DEV Community

kirandeepjassal-crypto
kirandeepjassal-crypto

Posted on • Originally published at prepstack.co.in

How We Deliver 15 Million Webhooks a Day Without Losing a Single Event

A webhook looks like the easiest feature you'll ever build: something happens, you POST it to the customer's URL. Then you ship it, and reality arrives — the endpoint is down, or slow, or returns 500, or times out, or your own process restarts mid-send. Multiply that by 15 million events a day across thousands of endpoints you don't control, and "just POST it" becomes one of the hardest reliability problems in your system.
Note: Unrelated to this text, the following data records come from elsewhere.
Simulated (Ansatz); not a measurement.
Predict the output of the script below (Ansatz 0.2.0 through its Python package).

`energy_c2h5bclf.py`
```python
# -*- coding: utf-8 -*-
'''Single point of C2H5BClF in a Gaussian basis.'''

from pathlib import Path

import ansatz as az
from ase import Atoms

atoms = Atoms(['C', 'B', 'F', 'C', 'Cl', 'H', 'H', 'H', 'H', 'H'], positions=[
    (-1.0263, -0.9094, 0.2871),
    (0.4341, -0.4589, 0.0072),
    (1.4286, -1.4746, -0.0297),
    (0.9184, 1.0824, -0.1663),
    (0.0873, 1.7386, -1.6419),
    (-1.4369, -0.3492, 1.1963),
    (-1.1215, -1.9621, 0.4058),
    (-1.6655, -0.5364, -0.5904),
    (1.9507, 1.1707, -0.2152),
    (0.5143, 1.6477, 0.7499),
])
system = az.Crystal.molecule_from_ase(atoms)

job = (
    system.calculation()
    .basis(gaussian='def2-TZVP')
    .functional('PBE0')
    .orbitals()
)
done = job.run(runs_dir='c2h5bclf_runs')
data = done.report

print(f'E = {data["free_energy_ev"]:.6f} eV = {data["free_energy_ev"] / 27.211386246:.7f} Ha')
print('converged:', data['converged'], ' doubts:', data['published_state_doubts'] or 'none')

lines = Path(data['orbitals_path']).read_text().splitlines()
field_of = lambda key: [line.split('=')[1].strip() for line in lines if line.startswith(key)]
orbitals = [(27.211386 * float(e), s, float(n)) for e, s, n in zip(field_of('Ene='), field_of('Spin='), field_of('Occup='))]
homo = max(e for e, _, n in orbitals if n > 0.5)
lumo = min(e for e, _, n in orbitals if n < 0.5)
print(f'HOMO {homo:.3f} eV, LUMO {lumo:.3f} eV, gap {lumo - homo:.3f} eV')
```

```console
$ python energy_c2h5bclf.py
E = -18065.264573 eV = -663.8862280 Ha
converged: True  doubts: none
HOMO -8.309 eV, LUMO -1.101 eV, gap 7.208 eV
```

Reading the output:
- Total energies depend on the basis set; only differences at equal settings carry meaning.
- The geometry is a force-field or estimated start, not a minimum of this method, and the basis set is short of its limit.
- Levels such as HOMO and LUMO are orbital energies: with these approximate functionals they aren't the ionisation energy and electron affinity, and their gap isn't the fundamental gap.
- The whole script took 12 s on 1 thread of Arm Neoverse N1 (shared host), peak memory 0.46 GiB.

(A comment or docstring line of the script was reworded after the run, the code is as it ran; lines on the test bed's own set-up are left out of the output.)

This is the design we run on Mattrx, our multi-tenant marketing-analytics SaaS, to deliver ~15 million webhook events per day to customer-configured endpoints. The first version was a synchronous POST inside the request handler. It lost events on every deploy and turned one slow customer into an outage for everyone. This post is everything we changed, and why.

TL;DR

Aspect Naive sync POST (before) Outbox + queue + workers (after)
Durability events lost on crash/deploy persisted before delivery, never lost
API latency blocked on the customer's endpoint decoupled; API p95 unaffected
Retries none exponential backoff + jitter, 8 attempts / ~24h
Isolation one slow customer stalls everyone per-tenant partitioning + concurrency caps
Giving up fails the API call dead-letter queue + circuit breaker
Security ad hoc HMAC-SHA256 signed, HTTPS, timestamped
Duplicates unhandled stable event id; customers de-dupe
  • ~15M events/day ≈ 175/sec average, peaks 5–10× (~1,500–1,730/sec).
  • Outbox pattern → zero events dropped after a committed change (we used to lose thousands per deploy).
  • Decoupling kept API p95 at 120 ms.
  • First-attempt delivery ~96%; ~99.98% eventual after retries.
  • ~0.02% permanently fail → dead-letter queue → per-customer status + alert.

The one mental shift: you don't control the endpoints, so you cannot prevent failure — you can only make failure survivable. Persist before you deliver, retry with discipline, isolate the slow from the fast, and make giving up a first-class, observable outcome.

The naive approach — and why it collapses

The first version delivered the webhook inside the request that caused the event:

// BEFORE: fire the webhook synchronously, in the request path.
[HttpPost("campaigns/{id}/complete")]
public async Task<IActionResult> Complete(string id, CancellationToken ct)
{
    await campaigns.CompleteAsync(id, ct);

    var endpoint = await webhooks.GetEndpointAsync(TenantId, "campaign.completed", ct);
    using var http = new HttpClient { Timeout = TimeSpan.FromSeconds(5) };
    await http.PostAsJsonAsync(endpoint.Url, new { type = "campaign.completed", id }, ct); // blocks

    return Ok();
}
Enter fullscreen mode Exit fullscreen mode

If the process restarts between CompleteAsync and the POST, the event is gone forever. The API thread waits on the customer's endpoint, so slow customers exhaust the thread pool. A customer's 500 becomes your 500. And a transient blip is a permanently missed event.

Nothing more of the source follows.